With Drake’s reboot of Top Boy and its accompanying soundtrack dropping this Friday, not everyone in the UK scene is celebrating his efforts to expose it to a wider audience. Grime veteran Wiley hit BBC Radio’s 1Xtra Breakfast show earlier today to continue his crusade against both Drake and Ed Sheeran, griping that the two big-name artists were simply using grime culture to get ahead.
In a 15-minute conversation with host Amplify Dot — aka Dotty — Wiley called Drake a “pagan,” saying, “My man is bringing out people like he is Jesus Christ the savior… Mandem who are not from the hood come to places and try and get involved with man from the hood.” Although Dotty pushes back, wondering whether Drake’s embrace of the grime scene is mutually beneficial, bringing attention to the underground culture it might not receive otherwise, Wiley assigns wholly selfish motivations to his Canadian counterpart: “He’s not embracing the scene, he’s doing it for himself.”

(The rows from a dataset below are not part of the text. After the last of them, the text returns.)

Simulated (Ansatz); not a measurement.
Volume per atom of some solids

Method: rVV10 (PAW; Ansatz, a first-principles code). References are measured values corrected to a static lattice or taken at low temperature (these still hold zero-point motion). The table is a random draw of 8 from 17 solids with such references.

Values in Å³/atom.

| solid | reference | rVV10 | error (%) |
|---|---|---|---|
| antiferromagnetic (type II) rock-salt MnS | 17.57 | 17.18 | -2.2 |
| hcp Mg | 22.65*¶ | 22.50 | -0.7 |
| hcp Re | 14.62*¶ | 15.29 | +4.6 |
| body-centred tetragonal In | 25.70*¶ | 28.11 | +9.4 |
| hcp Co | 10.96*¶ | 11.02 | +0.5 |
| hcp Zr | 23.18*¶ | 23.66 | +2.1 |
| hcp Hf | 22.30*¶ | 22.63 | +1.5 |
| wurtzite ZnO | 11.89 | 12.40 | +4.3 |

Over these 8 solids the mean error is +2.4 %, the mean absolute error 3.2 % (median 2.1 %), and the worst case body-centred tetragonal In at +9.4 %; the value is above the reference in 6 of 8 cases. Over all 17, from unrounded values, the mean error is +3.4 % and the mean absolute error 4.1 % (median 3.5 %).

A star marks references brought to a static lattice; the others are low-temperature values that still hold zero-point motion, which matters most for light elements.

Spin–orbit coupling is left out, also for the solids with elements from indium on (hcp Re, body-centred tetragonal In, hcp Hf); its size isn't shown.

Wiley also doubled down on his criticism of Ed Sheeran for putting Stormzy on his “Take Me Back To London” remix, saying, “I’m mad at Ed Sheeran because he said ‘You need me man, I don’t need you.’ But Ed, the other day mate, you had to use grime to tip your song over the edge.” He also decried Ed’s omnivorous influences, calling him instead an artist who “rips off” sounds from other, more established artists. “I’ve listened to you rip off Marvin Gaye, I’ve listened to you rip off everything,” he says. “I see you do a tune the other day with Justin Bieber that sounds like a ragga tune from Sting. No one is saying nothing about that, though. So I’m not listening. I’m finished with these people.”